As Oscar Wilde in David Hare’s 2012 revision of his play The Judas Kiss, Rupert Everett has found the role of his career. Though he’ll always be more famous for films such as My Best Friend’s Wedding, his terrific performance in the production visiting BAM helps resurrect a play by the prolific author of Plenty and Skylight that had less impact in its Broadway debut in 1998. 

Neil Armfield's staging has given Hare’s play the heft of real tragedy. The Judas Kiss is set at two pivotal points in Wilde’s life: the first act takes place the day he is arrested at the Cadogan Hotel for gross indecency, following the collapse of his 1895 libel case against the Marquess of Queensberry, father of Wilde’s younger lover, Lord Alfred Douglas, aka Bosie. The second takes place two years later, after Wilde has left prison and has settled with Bosie in Naples, living hand-to-mouth.

In both halves Wilde is seen to undermine his own best interests, all for the love of Bosie, played by Charlie Rowe as an arrogant, narcissistic worm in a light blue suit. (Costume designer Sue Blane clearly knows her stuff; it’s a color long associated with homosexuals.) The first act revolves around Wilde’s refusal to leave England, even as his old friend and ex-lover Robbie Ross (Cal MacAninch) urges him to. Yet Wilde foolishly won’t take the carriage that awaits to spirit him to the Continent.

Instead, Wilde tries his best to be unflappable, tossing off witticisms and demanding a meal of lobster before the police arrive to arrest him. Everett handles the timing and the wit with ease, and he’s physically right as well: tall, and in a fat suit, a bit stout, just like Wilde. He claims to foresee what is going to happen, yet, he says, “I have always had a low opinion of what is called action.” It's a witticism that contradicts his reckless decision to sue Queensberry for libel after being called a “sodomite.” Nonetheless, Everett inhabits the contradictions, the wit, the passion and the foolishness, in a multifaceted, riveting performance.

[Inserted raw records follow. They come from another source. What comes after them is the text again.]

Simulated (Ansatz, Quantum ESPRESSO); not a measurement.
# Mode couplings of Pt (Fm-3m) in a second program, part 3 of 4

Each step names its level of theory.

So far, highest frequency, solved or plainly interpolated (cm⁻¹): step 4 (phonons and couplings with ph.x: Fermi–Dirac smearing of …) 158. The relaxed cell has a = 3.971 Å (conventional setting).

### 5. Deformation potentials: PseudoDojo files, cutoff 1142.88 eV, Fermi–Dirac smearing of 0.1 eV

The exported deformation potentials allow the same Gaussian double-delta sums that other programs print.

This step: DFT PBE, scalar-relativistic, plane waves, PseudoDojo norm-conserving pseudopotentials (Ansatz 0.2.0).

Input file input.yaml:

He’s equally as good in Act II, sitting almost the whole time in a straw hat and lap blanket on a chair in Naples. He and Bosie are in a lowdown hotel, and Bosie is picking up tricks. Tom Colley as an Italian fisherman is one of them; he spends most of his considerable stage time demonstrating that he has no body fat whatsoever. The frank nudity contrasts neatly with the scene that opens the play, when Alister Cameron’s dryly indulgent concierge Moffatt discovers his staffers, Arthur and Phoebe (Elliot Balchin and Jessie Hills), having sex in the darkened room taken by the Wilde entourage. Before Arthur leaves, Moffatt says they must have a talk about the situation later. Twisting a towel around his hand and snapping it ever so slightly, as if it were a riding crop, he warns, “I shall need to reprimand you in person.” His sexual impulses are glimpsed for only a moment, but it’s typical of Armfield’s detail. The contrast between the unruffled acceptance of heterosexuality vs. the disdain for homosexuality, as well as English repression vs. the later Italian vigor, enriches the story.

Hare is one of Britain’s most political playwrights, so barbs aimed at the class system are inevitable. Bosie is an aristocrat who naturally abuses the staff and loudly opposes Robbie’s common sense by insisting his highly placed acquaintances in the House of Lords will pull strings for Wilde. They don’t.

Moreover, Wilde and Bosie are only two sides of a love triangle. MacAninch invests the dapper, punctilious Robbie with an almost palpable unrequited affection for Wilde. His yearning makes their parting the most moving moment in the play. And Wilde behaves cruelly to Robbie, yet Robbie takes it with only the subtlest objection. 

Wilde is not, however, so blind that he cannot see Bosie’s callowness. When the arrogant youth declares, “I am already the greatest non-narrative poet in English,” Wilde flashes a scowl that’s priceless. Perhaps it's a bit of a stretch for Hare to cast Wilde as a Christ figure, but it’s not hammered at heavily. The kiss of the title quickly follows, as Bosie has been bought out by an allowance from his parents and has packed his bags. The last glimpse of Everett’s Wilde, throwing his head back and laughing uncontrollably, hints at a classic architecture. He has given up everything for a young man who didn’t really love him; and he has sent away the man who did. The first act is tragedy; the second is farce.

David Hare’s The Judas Kiss plays through June 12 at BAM Harvey Theater (30 Lafayette Ave. between Ashland Place and St. Felix St. in Brooklyn). Evening performances are at 7:30 p.m. Tuesday through Saturday; matinees are at 2 p.m. Saturdays and 3 p.m. Sundays. Tickets start at $30. Visit www.bam.org/theater for information.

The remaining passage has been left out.